The renewable energy industry is facing serious challenges from competition subsidized by foreign governments and restrictive regulations on the home front.  This was the consensus at the recent Solar Exchange East 2011, attended by academics, solar entrepreneurs, engineers, investors, supporters and government officials at the McKimmon Center at North Carolina State University in Raleigh.

Larry Shirley, director of the Green Economy program at the North Carolina Department of Commerce’s Energy Division, said that “Policies and incentives are the building blocks” for the solar industry.  Participants generally called for an end to government preference for fossil fuels, while critics believe the traditional means of letting private investors and the market dictate the industry’s direction is the optimal policy.

“Subsidies are basically a waste of taxpayers’ money, a form of corporate welfare,” said Roy Cordato, the John Locke Foundation’s vice president for research and resident scholar and one of the critics.  “These (renewable energy ventures) are grossly inefficient.  If they weren’t, they wouldn’t need government subsidies.”

“This is a robust environment,” said Rick Myers, director of the Solar Vertical Market Management program for Siemens.  “The U.S. solar market grew 67 percent, from $3.6 billion in 2009 to $6 billion in 2010.  Solar electric installation In 2010 totaled 956 megawatts.  There’s no doubt the U.S. government needs to get more involved in this effort from a policy standpoint.  The solar panels are 50 percent of the cost for installation and these prices are going way down.  The fact of the matter is the competition is extremely difficult in that area.  It’s coming from the Pacific Rim and China.”

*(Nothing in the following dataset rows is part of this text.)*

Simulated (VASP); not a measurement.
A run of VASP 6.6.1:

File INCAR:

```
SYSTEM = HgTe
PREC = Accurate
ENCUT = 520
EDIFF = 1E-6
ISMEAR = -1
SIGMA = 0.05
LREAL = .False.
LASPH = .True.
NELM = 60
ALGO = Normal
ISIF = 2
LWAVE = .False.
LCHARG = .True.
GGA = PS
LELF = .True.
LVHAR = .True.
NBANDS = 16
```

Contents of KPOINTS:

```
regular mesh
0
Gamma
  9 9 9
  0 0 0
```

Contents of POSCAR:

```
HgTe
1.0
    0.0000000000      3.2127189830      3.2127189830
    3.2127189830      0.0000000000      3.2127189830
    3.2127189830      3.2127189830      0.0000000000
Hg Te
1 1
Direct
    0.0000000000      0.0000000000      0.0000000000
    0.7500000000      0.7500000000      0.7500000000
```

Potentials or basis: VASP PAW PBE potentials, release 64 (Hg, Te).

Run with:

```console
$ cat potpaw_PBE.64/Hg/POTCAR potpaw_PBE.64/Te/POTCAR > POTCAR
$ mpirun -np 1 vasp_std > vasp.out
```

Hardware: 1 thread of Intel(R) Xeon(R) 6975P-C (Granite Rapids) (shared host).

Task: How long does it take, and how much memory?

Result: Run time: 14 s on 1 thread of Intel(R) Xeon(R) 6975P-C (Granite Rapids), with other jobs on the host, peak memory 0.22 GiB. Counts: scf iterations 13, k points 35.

In a related move that boosts renewable energy, a U.S. Treasury Department grant program that pays for up to 30 percent of a solar project’s costs would add 37,394 jobs to the economy in 2012 has been extended for one year, according to the Solar Energy Industries Association (SEIA).  The program, part of the 2009 economic stimulus package, was due to expire at the end of 2011 after an initial one-year extension was passed by Congress last December.  A second extension will boost solar jobs by 12 percent as developers increase installations by 2,000 megawatts, or enough for about 400,000 homes.  More than 100,000 Americans currently work in the solar industry, double the number in 2009, said Rhone Resch, SEIA’s chief executive officer.  “Much of the jobs and industry growth has come out of that program,” Resch said.  “The last thing the government should do in a fragile economy is eliminate a tax break that creates jobs.”

With the grant program, developers can obtain the equivalent amount in cash and write off assets more quickly.  The solar industry has received more money from the grant program than any other renewable energy sectors with the sole exception of wind.  “The (program) has been the most effective policy in driving economic and job growth in the past two years,” Resch said.  “As we continue to slog through a sluggish economy, the tax equity market remains in a much smaller capacity than where it was in 2007.”

Writing for Renewable Energy World.com, Elisa Wood says that “We hear a lot about the job-building benefits of renewable energy when it draws manufacturers and developers to local communities.  Less talked about are those who arrive well before the shovels, steel, factories and jobs.  These are the green-energy entrepreneurs – the creative thinkers and risk takers responsible for the rise of clean energy ventures over the last decade.  Others entering the industry are veterans of energy, finance, agriculture, telecommunications, high tech, science, transportation, construction, nanotechnology and commerce, all drawn by enormous opportunity, as the largest economies in the world spend an expected $2.3 trillion over the next decade to revamp industrial-age energy apparatus into cutting-edge technology.  Green energy entrepreneurs emerge from throughout North America, Europe and Asia, but they tend to congregate in high-tech regions such as Silicon Valley, an area of California becoming as much about energy as it is the internet.  ‘You can’t throw a softball around here without hitting another solar company,’ says Dan Shugar, one of the solar industry’s early pioneers and now chief operating officer of Solaria, a Fremont, CA-based company that makes silicon photovoltaic products.”